Despite the decline in the number of reports, the proportion of sustainability disclosure aligned with voluntary frameworks and standards generally remained consistent, meaning that companies still publishing reports are generally maintaining or even improving the completeness of their disclosures.

There was a 3% increase in the number of reports released in the first half of 2025 that were aligned with at least one sustainability framework or standard, compared to the first half of 2024. Growing adoption of certain standards and frameworks, including the Global Reporting Initiative standards and the recommendations of the Task Force on Climate-related Financial Disclosures, or TCFD, may reflect efforts by U.S. companies to use their voluntary sustainability reporting efforts to prepare for regulatory requirements.

There was a 7% increase in the proportion of reports published in alignment with the GRI standards across the S&P 500. The GRI standards, which provide an industry-agnostic approach for disclosing relevant environmental, social and economic impacts, share similarities with the Corporate Sustainability Reporting Directive requirements.[5] The increase in GRI-aligned disclosure may reflect efforts by large U.S. companies to prepare for their potential reporting requirements under that regulation.

Overall alignment with the TCFD recommendations,[6] a framework designed to help companies disclose climate-related risks and opportunities, increased by 10%. The TCFD framework is generally expected to inform regulations developed by the California Air Resources Board under its climate-related financial risk disclosure program. Growing disclosure aligned with the TCFD may be a signal that U.S.-based companies are using the framework to prepare for compliance with the California climate laws.

The Sustainability Accounting Standards Board standards,[7] which support industry-based disclosures about sustainability-related risks and opportunities, remain the most widely used, with 84% of reports referencing them in the first half of 2025.

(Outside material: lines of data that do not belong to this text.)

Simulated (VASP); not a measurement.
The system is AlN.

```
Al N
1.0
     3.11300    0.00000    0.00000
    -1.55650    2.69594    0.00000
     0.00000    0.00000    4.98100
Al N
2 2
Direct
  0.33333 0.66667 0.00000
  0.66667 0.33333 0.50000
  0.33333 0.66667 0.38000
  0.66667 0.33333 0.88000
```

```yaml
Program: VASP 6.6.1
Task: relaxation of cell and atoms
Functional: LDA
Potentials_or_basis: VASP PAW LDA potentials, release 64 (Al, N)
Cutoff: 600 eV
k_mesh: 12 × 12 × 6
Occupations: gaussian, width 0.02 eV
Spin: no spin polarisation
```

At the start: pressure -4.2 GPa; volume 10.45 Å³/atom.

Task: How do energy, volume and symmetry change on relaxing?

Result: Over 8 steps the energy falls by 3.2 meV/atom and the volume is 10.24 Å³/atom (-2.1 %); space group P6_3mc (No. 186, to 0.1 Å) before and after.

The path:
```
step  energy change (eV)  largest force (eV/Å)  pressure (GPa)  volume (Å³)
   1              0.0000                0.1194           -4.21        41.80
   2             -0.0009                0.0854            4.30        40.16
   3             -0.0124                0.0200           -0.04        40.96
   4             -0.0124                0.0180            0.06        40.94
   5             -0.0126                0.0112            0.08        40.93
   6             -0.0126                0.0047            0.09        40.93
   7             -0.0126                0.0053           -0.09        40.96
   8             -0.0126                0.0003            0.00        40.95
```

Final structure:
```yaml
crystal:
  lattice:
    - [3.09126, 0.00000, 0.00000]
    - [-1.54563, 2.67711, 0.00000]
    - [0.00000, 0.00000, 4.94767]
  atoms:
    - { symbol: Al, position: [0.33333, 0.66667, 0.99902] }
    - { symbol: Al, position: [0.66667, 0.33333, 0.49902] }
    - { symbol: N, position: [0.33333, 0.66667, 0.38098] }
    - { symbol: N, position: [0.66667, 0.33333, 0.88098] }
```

The use of multiple frameworks generally remained consistent. In the first half of 2025, 80% of reporting companies used more than one framework in their most recent sustainability report, most commonly combining SASB standards with another reporting framework or standard. This is compared to 79% of reporting companies in the first half of 2024.

table 1

These trends are generally consistent across the retail, food and beverage, and software sectors, with the food and beverage sector showing the largest increase in framework adoption.

table 2

While alignment with well-established standards and frameworks has generally increased, we also found limited adoption of new standards and frameworks. While hundreds of global companies have committed to voluntary reporting of nature-related issues in line with the Task Force on Nature-related Financial Disclosures, only seven companies in the S&P 500 referenced the TNFD in a sustainability report published in the first half of 2025.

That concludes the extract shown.